Friday, March 27, 2009

And here's a question: 'If you knew...'

I've discovered that when I tell people about ambient hot dogs and other horrors from minimum wage hell they always - without exception - vow never to eat a cinema hot dog again.

That phrase: "If you knew..." is very powerful. If you knew what a cinema hot dog really was... If you knew that in a certain restaurant in Cardiff the prepped vegetarian meals are stored below the pork faggots... If you knew what a 'Coke Snake' was... and so on.

I have several friends who work for charitable organisations. Recently one of them told me that 'if he knew' what the organisation spent money on before he started working for them, he wouldn't have supported it. He still gives regularly, but he has told me that he won't increase his giving.

I know people who work handling sensitive information like credit card bills for the top people in charities who have told me they feel unable to question certain expenses even though they themselves would never claim for such things. And they seriously doubt the people who support the charities would be impressed, either 'if they knew'.

Two friends, who work as fundraisers for different charities, have told me that they would give 'allocated income' to achieve specific goals, but wouldn't raise general funds.

I think my big question is - is this unique? If you knew how any charity, or your church, spent money, would you still give to it?

Maybe that's something that should apply to all of us. I think a good general rule of thumb in life is 'If people knew what I spent on x, would I spend it?' I know before now I've decided not to buy some things because I would have to tell my lovely wife about it. How different would my personal finances be if I knew they were going to be scrutinised by other people too?

Could you open up organisations to make them more accountable too? A simple solution would be to set up a volunteer stakeholder panel and every six months give them copies of all invoices, expense claims, and bank statements and see what they say. I don't think this would be too hard to do - make it voluntary for charities and then award standards according to how 'well' money was spent. Getting the highest standards would encourage people to give knowing their money wouldn't be wasted. It could be helpful both ways, then.


  1. i think that's a great idea.

  2. Hmm, interesting thinking, but I see the possibility that you'd then have a kind of 'naming and shaming' situation.

    For instance a charity that is doing some great work with half its money and then wasting the other half could then see a massive drop in giving due to the 'shame' and subsequently not be given the chance to turn around its practises, which presumably it would have wished to achieve by participating in the voluntary scheme?
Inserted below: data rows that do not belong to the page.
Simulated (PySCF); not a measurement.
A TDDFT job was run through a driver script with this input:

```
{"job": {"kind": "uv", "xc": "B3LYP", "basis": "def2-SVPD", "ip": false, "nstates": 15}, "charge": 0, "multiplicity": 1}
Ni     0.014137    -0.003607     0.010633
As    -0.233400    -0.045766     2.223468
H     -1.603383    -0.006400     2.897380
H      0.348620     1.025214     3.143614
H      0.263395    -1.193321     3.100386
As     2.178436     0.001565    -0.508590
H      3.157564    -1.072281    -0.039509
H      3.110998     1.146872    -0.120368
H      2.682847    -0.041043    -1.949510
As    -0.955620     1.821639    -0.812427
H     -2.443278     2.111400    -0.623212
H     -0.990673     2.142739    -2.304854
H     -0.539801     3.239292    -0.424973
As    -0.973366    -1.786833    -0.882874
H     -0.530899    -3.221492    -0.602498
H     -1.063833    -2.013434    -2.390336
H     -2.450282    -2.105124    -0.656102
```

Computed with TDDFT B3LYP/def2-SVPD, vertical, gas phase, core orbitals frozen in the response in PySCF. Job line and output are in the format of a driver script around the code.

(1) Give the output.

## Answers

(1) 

    Just a possibility... I'm all for some kind of transparency though, and am sure some of the stuff that goes on is really not that appropriate. Something should be done.

  3. Thinking about it, I'm happier giving in good faith and then not knowing.

    Having a wife who used to be a church treasurer opened my eyes to a few things. I'd rather not know and just give.

    I do belive we're all called to account. And those who have been entrusted with much will have to account for every penny.

  4. Rather appropriate topic considering the current headlines Jon.